10 Aug 2010

Data Scientist - thoughts and reflection

There has been an increased emphasis on the job role “data scientist” of late, and it has been a pleasure reading through the flurry of excitement as self professed data scientists come forth and confess their virtues.

Perhaps most interesting (for me) was this piece by The Practical Quant:

For the moment, data scientists thrive in smaller startups, internet companies, and other organizations where there is less emphasis on defined roles and tasks. But there really is no reason why large and mature organizations can’t join the fun.

(Link to article)

Whilst I agree that this is the most accurate representation of where we are today, I think the role definition for data scientists is going to fork in two in the years to come.
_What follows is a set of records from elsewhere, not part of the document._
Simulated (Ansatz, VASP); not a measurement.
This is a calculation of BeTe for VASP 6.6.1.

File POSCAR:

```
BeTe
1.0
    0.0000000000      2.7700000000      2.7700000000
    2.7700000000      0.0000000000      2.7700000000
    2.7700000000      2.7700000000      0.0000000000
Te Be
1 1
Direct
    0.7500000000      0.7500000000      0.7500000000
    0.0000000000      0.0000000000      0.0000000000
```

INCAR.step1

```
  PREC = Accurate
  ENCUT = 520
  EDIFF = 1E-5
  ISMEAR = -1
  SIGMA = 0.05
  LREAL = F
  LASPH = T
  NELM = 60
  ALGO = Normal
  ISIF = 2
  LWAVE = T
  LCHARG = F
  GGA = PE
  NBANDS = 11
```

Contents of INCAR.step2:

The first strand will be the group who are able to produce beautifully animated representations of data set trends, and are very proficient at pulling data through R or Python and munging into a visualisation environment. This is the fork that will get the most attention – and already does – as it publishes graphics and statistics that are visually impressive.

The second strand – or fork – will be eternally immersed in masses of raw data. People taking their careers down this route are likely to be spending their days churning through data feeds and data sets and getting them into an environment fit for analysis and reporting. As the above quote mentions, the cool side of data science is easier in smaller startups because they have more appetite for the new tools that make this easier. Unfortunately there are few mid-to-large size commercial organisations that are going to buy into the “big data” hardware and software stack anytime soon – there will need to be a sea change to enable some truly talented people to make the most of massive data.

Those data rich organisations – Facebook, Google, Twitter, LinkedIn – have fantastic investment in big data stacks, because that is their core business. Commercial organisations that do not have data at the core of their business are slower to the game, and may not even get there. For the time being, most of us working in the world of data can only drool (and weep) when we read up about such infrastructures as LinkedIn’s.